About 150 people jammed the House chamber at the statehouse for the ninth and last in a series of town hall meetings on the process of drawing new maps for Indiana’s nine congressional districts, 50 state Senate districts and 100 state House districts. Nearly all who testified were advocates of redistricting reform, and most were openly cynical about the process, cheering witnesses who predict

a Republican gerrymander, and complaining that the hearings are taking place before there are any maps to look at.

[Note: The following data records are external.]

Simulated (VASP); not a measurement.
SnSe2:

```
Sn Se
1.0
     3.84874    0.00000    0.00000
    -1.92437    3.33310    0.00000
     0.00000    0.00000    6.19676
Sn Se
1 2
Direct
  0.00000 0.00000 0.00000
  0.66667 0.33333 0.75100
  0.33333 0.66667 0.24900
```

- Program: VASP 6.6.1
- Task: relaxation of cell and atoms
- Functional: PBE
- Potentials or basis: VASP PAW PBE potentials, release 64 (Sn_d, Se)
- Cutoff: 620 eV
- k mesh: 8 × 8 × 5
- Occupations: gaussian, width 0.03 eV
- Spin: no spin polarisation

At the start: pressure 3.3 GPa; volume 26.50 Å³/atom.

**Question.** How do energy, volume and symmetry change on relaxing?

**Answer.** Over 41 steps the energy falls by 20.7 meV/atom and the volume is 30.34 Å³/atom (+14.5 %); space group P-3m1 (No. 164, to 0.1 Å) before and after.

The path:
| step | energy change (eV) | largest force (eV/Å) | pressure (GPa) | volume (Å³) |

House Elections Chairman Tim Wesco (R-Osceola) plans to hold a hearing around mid-September on the new maps, with the Senate to follow suit after the House passes them. But Senate Elections Chairman Jon Ford (R-Terre Haute) says those hearings will happen at the statehouse, not a repeat of the nine-city barnstorming tour their committees began last Friday. And Wesco says he doesn’t know how long the maps will be publicly available in advance of the hearing.

Activists called for anywhere from a week to a month to review the maps before those hearings. Wesco says the longer the delay in passing maps, the harder it will be for county clerks to make plans to get the right ballots to the right precincts before the May primary.

Activists and legislators in both parties all say the prime goal for the new maps should be to keep “communities of interest” such as cities, counties, or school districts, undivided, while following federal requirements to avoid diluting minority votes. But Democrats and hearing witnesses accused Republicans of planning to slice data to maximize the number of districts they can count on winning. Several witnesses charge the current maps, passed in 2011, are unfair, creating too many safe districts and denying citizens a true voice in who represents them.

In 45 congressional elections on the current maps, just three were decided by less than 10 points, while three districts were never decided by less than 23.

Democratic strength has been overwhelmingly concentrated in a few large cities and university communities. Last year, former president Donald Trump carried all but five of Indiana’s counties, and Republican Governor Eric Holcomb won all but three.

Earlier this year, activists formed a nine-member shadow redistricting commission with three Republicans, three Democrats, and three independent or third-party members. That panel plans to solicit maps from citizens and pick one to submit to legislators with a challenge to pass it instead of drawing their own districts. Advocates and Democratic legislators argue it’s an inherent conflict of interest for the General Assembly to draw maps for itself.